Methods: Using data (N=1,391,360) obtained from the Adoption and Foster Care Analysis and Reporting System (AFCARS) between 2009 to 2019, this study examined time to reunification for families who have inadequate housing and other removal reasons. Robust Cox regression analysis was used to estimate hazards ratios for potential predictors while accounting for censoring.
Results: Descriptive analyses showed that 9.6% of families had inadequate housing as the removal reason, and 13.7% of families had inadequate housing and substance abuse as removal reasons. Cox regression analyses indicated that, controlling for child’s race, age, and number of removals, children had a lower probability of reunification when they had inadequate housing and substance abuse as removal reasons. The hazard ratio for the effect of inadequate housing decreased when substance abuse (Ratio of Hazards Ratios (HRR) = 0.98, 95% CI = (0.97, 0.995)) and child behavior problems (HRR=0.96, 95% CI = (0.94,0.98)) was added as a reason for removal. Effects on the likelihood of reunification were not found for interactions of inadequate housing with other removal reasons, such as parental incarceration (HRR=1.01, 95% CI = (0.99,1.02)).

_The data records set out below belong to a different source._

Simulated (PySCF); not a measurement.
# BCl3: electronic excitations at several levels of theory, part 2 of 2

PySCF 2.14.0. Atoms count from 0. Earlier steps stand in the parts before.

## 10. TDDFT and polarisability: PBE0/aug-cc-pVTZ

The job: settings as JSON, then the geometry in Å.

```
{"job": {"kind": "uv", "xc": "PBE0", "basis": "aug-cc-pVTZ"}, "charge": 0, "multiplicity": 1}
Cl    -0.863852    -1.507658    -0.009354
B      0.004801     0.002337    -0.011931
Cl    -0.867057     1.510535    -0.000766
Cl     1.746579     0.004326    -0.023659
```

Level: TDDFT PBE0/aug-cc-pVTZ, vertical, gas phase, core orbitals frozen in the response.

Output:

Conclusions and Implications: This study, using data from AFCARS, begins to shed some light on key risk factors of reunification. When children are from a family struggling with inadequate housing and substance abuse in combination, the likelihood of reunification is significantly lower. Inadequate housing may not be the sole reason for foster care entry, but when it occurs with other risk factors like substance abuse and child behavior problems, it may magnify barriers for family reunification. Therefore, providing wrap-around resources is critical for these vulnerable families.